Prior Analytics

The Prior Analytics is Aristotle's work on deductive reasoning, specifically the syllogism. It is also part of his Organon, which is the instrument or manual of logical and scientific methods.

Analytics comes from the Greek word "analutos" meaning "solvable" and the Greek verb "analuein" meaning "to solve". However, in Aristotle's corpus, there are distinguishable differences in the meaning of "analuein" and its cognates. There is also the possibility that Aristotle may have borrowed his use of the word "analysis" from his teacher Plato. On the other hand, the meaning that best fits the Analytics is one derived from the study of Geometry and this meaning is very close to what Aristotle calls έπιστήμη "episteme", knowing the reasoned facts. Therefore, Analysis is the process of finding the reasoned facts.

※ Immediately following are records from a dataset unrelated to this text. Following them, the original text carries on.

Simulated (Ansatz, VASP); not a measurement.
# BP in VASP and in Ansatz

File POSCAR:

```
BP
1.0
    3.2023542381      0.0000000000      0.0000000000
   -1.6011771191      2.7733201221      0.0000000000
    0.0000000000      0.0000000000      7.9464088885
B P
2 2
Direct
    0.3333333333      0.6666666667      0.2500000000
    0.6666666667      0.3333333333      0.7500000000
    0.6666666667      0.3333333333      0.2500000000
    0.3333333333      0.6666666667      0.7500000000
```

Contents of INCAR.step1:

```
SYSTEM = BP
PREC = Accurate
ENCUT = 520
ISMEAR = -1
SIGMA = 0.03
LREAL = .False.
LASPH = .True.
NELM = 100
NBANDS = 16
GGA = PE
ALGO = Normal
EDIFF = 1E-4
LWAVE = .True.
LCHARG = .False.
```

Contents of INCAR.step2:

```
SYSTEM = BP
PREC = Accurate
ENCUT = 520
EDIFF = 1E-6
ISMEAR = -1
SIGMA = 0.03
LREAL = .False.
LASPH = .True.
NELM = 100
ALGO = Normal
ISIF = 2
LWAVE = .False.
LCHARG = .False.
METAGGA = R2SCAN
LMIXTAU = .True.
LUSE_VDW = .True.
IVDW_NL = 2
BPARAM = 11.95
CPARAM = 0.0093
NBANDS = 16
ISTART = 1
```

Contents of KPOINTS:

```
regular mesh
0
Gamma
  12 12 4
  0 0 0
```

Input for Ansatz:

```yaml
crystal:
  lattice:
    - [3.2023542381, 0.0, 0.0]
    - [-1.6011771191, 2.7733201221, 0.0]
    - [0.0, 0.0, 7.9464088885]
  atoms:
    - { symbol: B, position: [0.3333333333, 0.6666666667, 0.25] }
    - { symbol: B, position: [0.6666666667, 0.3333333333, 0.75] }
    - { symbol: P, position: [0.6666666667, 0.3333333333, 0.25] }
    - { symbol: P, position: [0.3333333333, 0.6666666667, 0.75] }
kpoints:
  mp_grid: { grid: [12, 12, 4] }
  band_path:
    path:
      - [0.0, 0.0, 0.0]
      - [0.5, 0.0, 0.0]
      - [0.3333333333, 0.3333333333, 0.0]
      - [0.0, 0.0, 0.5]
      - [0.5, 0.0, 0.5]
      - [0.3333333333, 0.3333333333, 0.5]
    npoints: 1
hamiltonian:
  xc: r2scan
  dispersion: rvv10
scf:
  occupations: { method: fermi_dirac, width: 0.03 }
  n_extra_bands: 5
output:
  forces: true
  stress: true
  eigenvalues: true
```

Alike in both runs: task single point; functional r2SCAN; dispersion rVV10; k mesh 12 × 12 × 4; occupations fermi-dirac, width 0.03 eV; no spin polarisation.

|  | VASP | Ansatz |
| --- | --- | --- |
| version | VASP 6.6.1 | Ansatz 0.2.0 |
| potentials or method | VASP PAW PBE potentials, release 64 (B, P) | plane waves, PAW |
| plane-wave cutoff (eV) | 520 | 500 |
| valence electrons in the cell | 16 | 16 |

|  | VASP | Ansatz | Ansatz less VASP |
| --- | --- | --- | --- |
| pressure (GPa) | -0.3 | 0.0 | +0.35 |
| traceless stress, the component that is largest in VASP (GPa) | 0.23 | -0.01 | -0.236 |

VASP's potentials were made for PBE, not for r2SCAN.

Of the entire Aristotelian corpus, Aristotle gives priority to the study of his treatises on Logic. However, he never gave a general name to his treatises on Logic nor did he coin the word Logic. Aristotle's Prior Analytics represents the first time in history when Logic is scientifically investigated. On those grounds alone, Aristotle could be considered the Father of Logic for as he himself says in Sophistical Refutations, "... When it comes to this subject, it is not the case that part had been worked out before in advance and part had not; instead, nothing existed at all."

A problem in meaning arises in the study of Prior Analytics for the word "syllogism" as used by Aristotle in general does not carry the same narrow connotation as it does at present; Aristotle defines this term in a way that would apply to a wide range of valid arguments. Some scholars prefer to use the word "deduction" instead as the meaning given by Aristotle to the Greek word συλλογισμός "sullogismos". At present, "syllogism" is used exclusively as the method used to reach a conclusion which is really the narrow sense in which it is used in the Prior Analytics dealing as it does with a much narrower class of arguments closely resembling the "syllogisms" of traditional logic texts: two premises followed by a conclusion each of which is a categorial sentence containing all together three terms, two extremes which appear in the conclusion and one middle term which appears in both premises but not in the conclusion. In the Analytics then, Prior Analytics is the first theoretical part dealing with the science of deduction and the Posterior Analytics is the second demonstratively practical part. Prior Analytics gives an account of deductions in general narrowed down to three basic syllogisms while Posterior Analytics deals with demonstration.

In the Prior Analytics, Aristotle defines syllogism as "... A deduction in a discourse in which, certain things being supposed, something different from the things supposed results of necessity because these things are so." In modern times, this definition has led to a debate as to how the word "syllogism" should be interpreted. Scholars Jan Lukasiewicz, Józef Maria Bocheński and Günther Patzig have sided with the Protasis-Apodosis dichotomy while John Corcoran prefers to consider a syllogism as simply a deduction.

In the third century AD, Alexander of Aphrodisias's commentary on the Prior Analytics is the oldest extant and one of the best of the ancient tradition and is presently available in the English language.

In the sixth century, the first translation of Prior Analytics by Boethius appeared in Latin. No Westerner between Boethius and Abelard is known to have read the Prior Analytics. Anonymus Aurelianensis III from the second half of the twelfth century is the first extant Latin commentary.